3 Rs




Monday, February 7, 2011

Aircraft Lift - How Planes Really Fly

In Canada and the United States of America, books on how planes fly use Bernoulli's Theorm to explain lift. There is nothing wrong with Bernoulli's Theorm. It has been incorrectly applied to lift in most published books and flight manuals for the past 72 years.

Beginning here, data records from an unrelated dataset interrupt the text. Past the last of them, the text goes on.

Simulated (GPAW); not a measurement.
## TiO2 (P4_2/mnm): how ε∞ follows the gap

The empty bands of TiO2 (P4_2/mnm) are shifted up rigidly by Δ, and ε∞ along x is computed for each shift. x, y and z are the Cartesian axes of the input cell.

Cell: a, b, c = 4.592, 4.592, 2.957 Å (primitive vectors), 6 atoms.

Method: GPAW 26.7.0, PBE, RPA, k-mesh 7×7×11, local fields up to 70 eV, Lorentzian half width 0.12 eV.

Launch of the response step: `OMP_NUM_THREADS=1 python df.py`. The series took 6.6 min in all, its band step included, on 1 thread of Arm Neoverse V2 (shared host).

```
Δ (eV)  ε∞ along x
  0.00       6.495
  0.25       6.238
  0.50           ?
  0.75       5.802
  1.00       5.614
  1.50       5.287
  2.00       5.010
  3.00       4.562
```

The Province of Ontario, Canada has correctly removed any mention of Bernoulli from its Revised Science Curriculum on "Flight" for Grade 6, published in 2007. The revised curriculum was to be implemented in 2008 by all schools in the Province of Ontario.

Airflow over a wing

Air passing over a wing is broken down into streamlines. Streamline 1 sticks to the upper surface of the wing due to viscosity. Streamline 2 wants to go in a straight line (Newton’s 1st Law). As the streamlines separate, it creates a vacuum between the streamlines. This vacuum causes the pressure to drop. The lower pressure increases the speed of the streamline. Since streamlines communicate with each other, streamline 2 follows the curve of the upper wing and goes off the trailing edge. The same applies to streamlines 3, 4, and all subsequent streamlines. From the pilot’s perspective where the wing is still and the air is moving (and if he could see the streamlines) the streamlines go off the trailing edge of the wing = to the angle of attack of the wing. From a person’s perspective standing on the ground where the wing is moving and the air is originally still (assuming the person could see the air) the air is coming straight down. The acceleration of the air down by the wing is called “downwash.” Air goes straight down to produce a force straight up(Presto! Newton’s 3rd Law). This is really how planes fly.

The shape of the wing only contributes to the efficiency of lift, but even a flat board  will also create significant lift.